A Model for Israeli-Palestinian Peace
At a moment when Turkey is involved in a host of problems -- its fight against the Kurdistan Workers’ Party in southeast Turkey, friction with Russia, uncertain involvement in the war against ISIS, and purported secret negotiations with Israel -- it can still render service to the cause of international peace. It could indicate how the process leading to the creation of Turkey could encourage Palestinian authorities to enter into peace negotiations with Israel.

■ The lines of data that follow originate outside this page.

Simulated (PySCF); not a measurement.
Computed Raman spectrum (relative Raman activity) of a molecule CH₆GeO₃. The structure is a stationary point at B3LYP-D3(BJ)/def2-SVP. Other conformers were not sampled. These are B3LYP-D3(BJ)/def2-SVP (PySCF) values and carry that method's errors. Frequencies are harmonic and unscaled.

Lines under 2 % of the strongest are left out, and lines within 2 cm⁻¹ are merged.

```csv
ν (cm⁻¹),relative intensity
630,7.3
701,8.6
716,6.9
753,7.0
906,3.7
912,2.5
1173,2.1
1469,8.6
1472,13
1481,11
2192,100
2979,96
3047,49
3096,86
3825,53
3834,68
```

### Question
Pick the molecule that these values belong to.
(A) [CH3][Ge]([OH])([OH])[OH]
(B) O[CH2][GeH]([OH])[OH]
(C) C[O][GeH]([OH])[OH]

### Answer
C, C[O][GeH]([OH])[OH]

Turkey evolved from the Ottoman Empire that had lasted from the 15th century until World War I. Ottoman power had been diminishing for over a century, and in 1908 the Young Turk Revolution took effective control, limited the powers of the Sultan and ruled through a military clique. After a number of wars, with Italy 1911-12, with Balkan countries, 1912-13, the Empire chose the wrong side in World War I by fighting on the side of the Central Powers, (primarily Germany and Austro-Hungary) against the Allied Powers (UK, France, Italy, Belgium, Russia for a time, and the U.S.).
After WWI, the military leader Mustafa Kemal Ataturk led the Turkish National Movement and established a provisional government in Ankara in 1921. The last Ottoman Sultan Mehmed VI was deposed on November 1, 1922 by the National Assembly and fled to San Remo, Italy. To settle the conflict that had existed between the Ottoman Empire and the Allied Powers because of the world war a peace conference as held at Lausanne, Switzerland, beginning in November 1922.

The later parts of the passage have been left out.